Diversity Awareness Partnership: Dialogue on Diversity

When Veterans United’s manager of diversity and inclusion programs, Loreli Wilson, first took her position, she searched for larger diversity programs to connect with across Columbia. She was surprised to find none.

What would eventually become Columbia’s Diversity Awareness Partnership originally started as an initiative by professionals, like Wilson, from VU, Shelter Insurance, and MU. Having only been working within their own companies, they linked up to spread their mission of discussing and embracing diversity across Columbia and beyond. After broadening their search, the initiative group connected with the Diversity Awareness Partnership in St. Louis.

“It seemed like a natural fit to take the energy and enthusiasm we had here and partner it with the stability of the program in St. Louis,” DAP advisory board member Amanda Andrade says.

The St. Louis DAP already had framework, a board, and 501(c)(3) status. In March of 2015, the Columbia branch of DAP was born.

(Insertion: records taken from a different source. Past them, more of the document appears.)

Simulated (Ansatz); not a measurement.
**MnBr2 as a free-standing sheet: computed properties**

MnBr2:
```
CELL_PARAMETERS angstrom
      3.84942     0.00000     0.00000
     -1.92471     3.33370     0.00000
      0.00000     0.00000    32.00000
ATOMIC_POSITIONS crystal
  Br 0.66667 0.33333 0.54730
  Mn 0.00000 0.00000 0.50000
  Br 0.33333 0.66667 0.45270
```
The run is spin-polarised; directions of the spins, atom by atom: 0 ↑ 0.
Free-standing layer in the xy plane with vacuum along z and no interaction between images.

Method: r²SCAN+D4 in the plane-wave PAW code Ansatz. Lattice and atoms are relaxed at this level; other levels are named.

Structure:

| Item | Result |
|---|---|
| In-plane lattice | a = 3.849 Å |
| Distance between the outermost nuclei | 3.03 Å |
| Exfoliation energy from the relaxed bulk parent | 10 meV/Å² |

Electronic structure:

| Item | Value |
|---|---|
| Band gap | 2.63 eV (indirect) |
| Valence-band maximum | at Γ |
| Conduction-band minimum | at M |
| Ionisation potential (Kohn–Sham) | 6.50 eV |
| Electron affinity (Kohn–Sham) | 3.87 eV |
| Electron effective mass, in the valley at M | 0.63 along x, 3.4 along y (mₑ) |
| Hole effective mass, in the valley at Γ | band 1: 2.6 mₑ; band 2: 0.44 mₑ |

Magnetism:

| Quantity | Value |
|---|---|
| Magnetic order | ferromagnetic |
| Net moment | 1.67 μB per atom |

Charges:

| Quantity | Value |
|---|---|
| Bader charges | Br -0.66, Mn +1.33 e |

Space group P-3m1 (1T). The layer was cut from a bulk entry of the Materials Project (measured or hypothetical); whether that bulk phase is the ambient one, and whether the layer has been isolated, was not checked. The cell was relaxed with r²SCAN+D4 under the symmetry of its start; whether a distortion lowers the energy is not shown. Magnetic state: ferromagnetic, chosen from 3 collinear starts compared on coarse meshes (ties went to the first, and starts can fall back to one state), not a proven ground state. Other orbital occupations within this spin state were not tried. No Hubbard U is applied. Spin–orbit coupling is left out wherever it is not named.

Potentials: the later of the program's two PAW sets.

DAP Columbia modifies the successful programming in St. Louis to suit mid-Missouri. It is funded by its corporate sponsors, VU, Commerce Bank, and Shelter Insurance, and interested individuals can also partner with the program through a DAP Connect membership.

The Columbia location is what Nikki McGruder calls “a one-woman show,” though she is thankful for the support of the advisory board and professionals at other institutions. McGruder, who came to DAP from a corporate career at Edward Jones, is the regional manager of the Columbia DAP. She’s the woman behind scheduling, communicating, planning training sessions, and programming.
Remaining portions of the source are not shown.